Microsoft in 2016 changed the way it rolls out updates for Windows 7 and Windows 8.1, leaving many IT admins and users confused. Here's how to sort out what the company is doing.
By Gregg Keizer
Senior Reporter, Computerworld
It's been more than a year since Microsoft ended the decades-old practice of letting customers choose which patches they apply, and instead instituted a cumulative update maintenance model for Windows 7 and its shadow-of-a-sibling, Window 8.1.
And yet some users still don't grasp the new scheme.
"There are plenty of people who don't know which kind of update they should use," Chris Geottl, product manager with client security and management vendor Ivanti, said in a recent interview. "'Which one should I do? What non-security features are included in the monthly rollup? There's still some confusion."
No wonder there.
Microsoft asked for a lot last year. It asked enterprise IT administrators to upend ingrained patching practices. It asked them to make radical changes to how they maintain Windows 7 deep into its lifecycle, when there were just three years and change remaining before retirement, a phase most admins probably thought they'd be coasting as they prepped for Windows 10. It asked customers to absorb new terminology. And it changed the rules more than once after the new process debuted.
In return, users had questions - ans still do. The top query may seem among the simplest - what's the difference between the two types of Windows 7 updates now offered - but as Computerworld found out, appearances are deceiving.

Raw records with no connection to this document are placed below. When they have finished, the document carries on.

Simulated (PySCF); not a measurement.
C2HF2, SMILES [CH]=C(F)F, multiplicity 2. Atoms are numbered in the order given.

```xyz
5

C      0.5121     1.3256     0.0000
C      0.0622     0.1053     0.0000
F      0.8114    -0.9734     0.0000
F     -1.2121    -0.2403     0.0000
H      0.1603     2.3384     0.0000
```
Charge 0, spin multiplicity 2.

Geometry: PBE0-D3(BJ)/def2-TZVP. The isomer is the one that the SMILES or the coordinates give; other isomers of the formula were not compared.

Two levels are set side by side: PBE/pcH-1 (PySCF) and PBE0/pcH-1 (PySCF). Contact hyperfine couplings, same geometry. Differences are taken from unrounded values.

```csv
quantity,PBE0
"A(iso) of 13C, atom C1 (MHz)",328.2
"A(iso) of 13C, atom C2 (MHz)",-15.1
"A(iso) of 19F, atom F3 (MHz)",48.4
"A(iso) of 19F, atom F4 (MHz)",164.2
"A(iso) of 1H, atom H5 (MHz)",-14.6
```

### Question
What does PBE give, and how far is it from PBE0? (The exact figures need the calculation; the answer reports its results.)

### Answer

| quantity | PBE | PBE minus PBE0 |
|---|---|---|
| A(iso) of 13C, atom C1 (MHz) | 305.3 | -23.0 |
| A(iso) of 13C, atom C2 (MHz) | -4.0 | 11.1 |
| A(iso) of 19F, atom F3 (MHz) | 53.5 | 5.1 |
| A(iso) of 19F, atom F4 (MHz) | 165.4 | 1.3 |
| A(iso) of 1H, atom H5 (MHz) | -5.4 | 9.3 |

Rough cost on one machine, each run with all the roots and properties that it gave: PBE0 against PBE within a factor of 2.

What's in the security-only update? Just as the name implies, this update includes only security-related fixes, the kind that Microsoft has issued for 14 years on the second Tuesday of each month (aka "Patch Tuesday").
Just as important, though, is that the security-only update contains this month's fixes, and nothing more. (Again, that characteristic is what has defined Windows patches for years.)
What's in the monthly rollup? The Windows 7 and 8.1 monthly rollups include not only this month's security patches, but also all past security and non-security fixes, going back to at least October 2016, and possibly further. In other words, a monthly rollup is a superset of the month's security-only.
Side note: "Rollup" is a term Microsoft has used for ages to label catch-up updates, those that bring a program or operating system up to current status by bundling all past fixes. (Usually from a specific point in time, say, the last major release, which in the past were called "service packs" and abbreviated to "SP" as in "SP1" to designate the first such collection.)
Microsoft has touted rollups as a customer convenience, because they allow a long-out-of-date PC to be made current with just one download and install, rather than being forced to retrieve scores, maybe hundreds, of individual updates. That's exactly how the company described what it dubbed the "Windows 7 SP1 convenience rollup" it issued in May 2016.
"Install this one update, and then you only need new updates released after April 2016," Microsoft said at the time of the convenience rollup, which preceded and presaged the monthly rollups announced three months later.